Tuesday, August 05, 2008

princox

word of the day: princox

context: “Banal Sojourn”, a poem by Wallace Stevens, appearing in Prize Poems, 1913-1929, an anthology edited by Charles A. Warner.

“… who can care at the wigs despoiling the Satan ear?
And who does not seek the sky unfuzzed, soaring to the princox?”

definition: a self-confident young fellow
from dictionary.com

This would be one of the reasons I don’t rush to a dictionary when coming upon unfamiliar words in poems such as Stevens’. What does it add to know that a “princox” is a “self-confident young fellow”? Not much. In fact, it’s rather a disappointment.

Monday, August 04, 2008

pardie

word of the day: pardie

context: “Banal Sojourn”, a poem by Wallace Stevens, appearing in Prize Poems, 1913-1929, an anthology edited by Charles A. Warner.

“Moisture and heat have swollen the garden into a slum of bloom.
Pardie! Summer is like a fat beast, sleepy in mildew …”

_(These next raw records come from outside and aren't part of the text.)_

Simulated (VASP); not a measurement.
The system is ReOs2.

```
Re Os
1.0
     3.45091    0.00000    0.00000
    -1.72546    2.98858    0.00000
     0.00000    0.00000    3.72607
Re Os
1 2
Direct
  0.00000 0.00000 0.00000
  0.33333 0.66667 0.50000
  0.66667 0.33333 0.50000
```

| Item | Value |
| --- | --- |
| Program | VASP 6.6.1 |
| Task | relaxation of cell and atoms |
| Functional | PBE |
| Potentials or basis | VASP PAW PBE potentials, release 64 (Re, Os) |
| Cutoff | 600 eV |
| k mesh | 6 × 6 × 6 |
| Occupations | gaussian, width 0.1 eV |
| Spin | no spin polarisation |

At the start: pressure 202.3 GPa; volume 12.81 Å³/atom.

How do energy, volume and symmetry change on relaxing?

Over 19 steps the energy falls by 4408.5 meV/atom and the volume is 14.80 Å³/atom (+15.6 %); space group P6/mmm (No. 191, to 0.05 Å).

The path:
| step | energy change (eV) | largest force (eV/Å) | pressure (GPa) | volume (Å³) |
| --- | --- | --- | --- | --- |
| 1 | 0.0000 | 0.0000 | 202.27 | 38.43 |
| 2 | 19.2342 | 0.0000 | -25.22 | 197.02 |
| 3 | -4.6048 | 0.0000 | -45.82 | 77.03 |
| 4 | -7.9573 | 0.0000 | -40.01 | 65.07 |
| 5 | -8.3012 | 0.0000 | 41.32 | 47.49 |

definition: pardi (also pardie, pardy, perdie) – adverb, interjection, Archaic.
verily; indeed.
from dictionary.com

Sunday, August 03, 2008

carcharodontosaurids, rebbachisaurids, saltasaurids

I’m reading Dinosaurs, a new overview by Thomas Holtz. It’s pitched to younger readers but it incorporates lots of recent research. I skim some of the more familiar stuff – like the plate tectonics discussion. The book incorporates dynamic new illustrations by Luis Rey. Sometimes, however, I come upon paragraphs thick with dinosaur names and reel a little. I don’t always bother to sound them out, but I often do, just to see if I can. It makes me feel like a kid again – uncertain, insecure, like I’m learning a magic incantation. Check out this paragraph as example:

Making the point that the carcharodontosaurids (that’s one of the hardest words right there) preyed upon those big brontosaurapatosaur-like long-necked plant-eaters Holtz says, “Big carcharodontosaurids are … typically found with some of the biggest of all sauropods: Acrocanthosaurus with the brachiosaurid Sauroposeidon; Carcharodontosaurus with the titanosaur Paralititan; Giganotosaurus with the rebbachisaurid Limaysaurus and the titanosaur Argentinosaurus and an unnamed rebbachisaurid; and an unnamed Argentine carcharodontosaurid with the saltasaurids Antarctosaurus, Neuquensaurus, and Saltasaurus. It seems likely that these giant carnosaurs were specialists in eating the largest of all herbivores.”